The US Department of Energy (DOE) selected 14 projects to receive funds, saying that the money will be distributed among 15 communities that have historically been dependent on coal production.

The move is part of the broader Investing in America agenda, which seeks to bolster the US economy by creating jobs, addressing energy supply chain vulnerabilities and transitioning to cleaner energy sources.

The projects, led by small and medium-sized businesses, are intended to transform regions that were once reliant on coal by supporting clean energy industries. The DOE’s Office of Manufacturing and Energy Supply Chains selected the projects to stimulate private sector investment and create over 1,900 jobs in these coal communities.

According to US Secretary of Energy Jennifer Granholm, this initiative leverages the expertise and skills of former members of the coal workforce, many of whom have powered the nation for decades.

“By leveraging the know-how and skillset of the former coal workforce, we are strengthening our national security while helping advance forward-facing technologies and revitalize communities across the nation,” she added.

Combined, these investments are geared at ensuring that the US remains competitive in the growing global market for clean energy, which is projected to reach US$23 trillion by 2030.

The projects range from retrofitting facilities to produce key components for renewable energy, such as lithium-ion batteries and high-efficiency motors, to developing low-carbon building materials from recycled industrial waste.

Several of these projects are expected to make immediate contributions to both local economies and the clean energy sector, addressing supply chain gaps and increasing US manufacturing capacity.

One example is a US$24.9 million amount awarded to Anthro Energy in Louisville, Kentucky. The company will retrofit a facility to produce advanced electrolyte for use in lithium-ion batteries, creating around 115 permanent jobs.

Another project, led by CleanFiber, will establish two separate production facilities in Chehalis, Washington, and Ennis, Texas, to produce advanced cellulose insulation from recycled cardboard. These facilities are projected to weatherize over 20,000 homes annually and provide full-time employment for 80 workers.

In Erie, Michigan, TS Conductor has received US$28.2 million to set up a factory that will produce high-voltage direct-current conductors. This facility will create more than 425 construction jobs and over 160 operational roles.

In Tennessee, Hempitecture will receive US$8.42 million to create a facility for processing industrial hemp into sustainable building materials. Other notable projects include an US$80 million award to MetOx International to develop an advanced superconductor manufacturing facility in the Southeast US, and a US$52.6 million award to Terra CO2 Holdings to build a new facility in Magna, Utah, for producing low-emission cement alternatives.

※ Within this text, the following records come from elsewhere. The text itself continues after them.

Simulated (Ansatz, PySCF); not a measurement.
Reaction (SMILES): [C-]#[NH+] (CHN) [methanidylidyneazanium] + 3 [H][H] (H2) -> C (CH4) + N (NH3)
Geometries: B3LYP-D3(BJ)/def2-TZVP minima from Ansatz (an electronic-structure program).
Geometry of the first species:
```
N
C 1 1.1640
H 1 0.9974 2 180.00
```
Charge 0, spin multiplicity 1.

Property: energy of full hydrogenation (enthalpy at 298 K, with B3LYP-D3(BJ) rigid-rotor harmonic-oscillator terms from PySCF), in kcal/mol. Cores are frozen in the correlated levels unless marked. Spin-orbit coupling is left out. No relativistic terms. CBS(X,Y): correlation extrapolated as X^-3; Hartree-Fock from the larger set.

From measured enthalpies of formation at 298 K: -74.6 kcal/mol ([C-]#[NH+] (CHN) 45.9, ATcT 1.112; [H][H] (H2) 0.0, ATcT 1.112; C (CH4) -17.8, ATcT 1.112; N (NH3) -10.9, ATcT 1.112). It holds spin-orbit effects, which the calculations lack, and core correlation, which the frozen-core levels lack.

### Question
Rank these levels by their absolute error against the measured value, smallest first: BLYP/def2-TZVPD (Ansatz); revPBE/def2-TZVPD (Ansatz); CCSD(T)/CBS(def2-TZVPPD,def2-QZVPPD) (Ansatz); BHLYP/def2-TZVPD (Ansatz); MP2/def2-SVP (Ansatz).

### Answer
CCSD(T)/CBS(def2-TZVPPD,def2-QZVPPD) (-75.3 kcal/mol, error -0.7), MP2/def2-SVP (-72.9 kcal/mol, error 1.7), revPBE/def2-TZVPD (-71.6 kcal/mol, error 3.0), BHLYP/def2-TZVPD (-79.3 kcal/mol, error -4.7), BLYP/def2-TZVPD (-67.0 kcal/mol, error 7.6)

The DOE’s announcement is seen as a commitment in the US’ shift toward renewable energy, as it simultaneously focuses on decarbonizing the energy sector and revitalizing industrial communities.

The investments are also aligned with the broader goals of the Biden administration, which focus on reducing reliance on foreign energy sources and increasing national security.

Securities Disclosure: I, Giann Liguid, hold no direct investment interest in any company mentioned in this article.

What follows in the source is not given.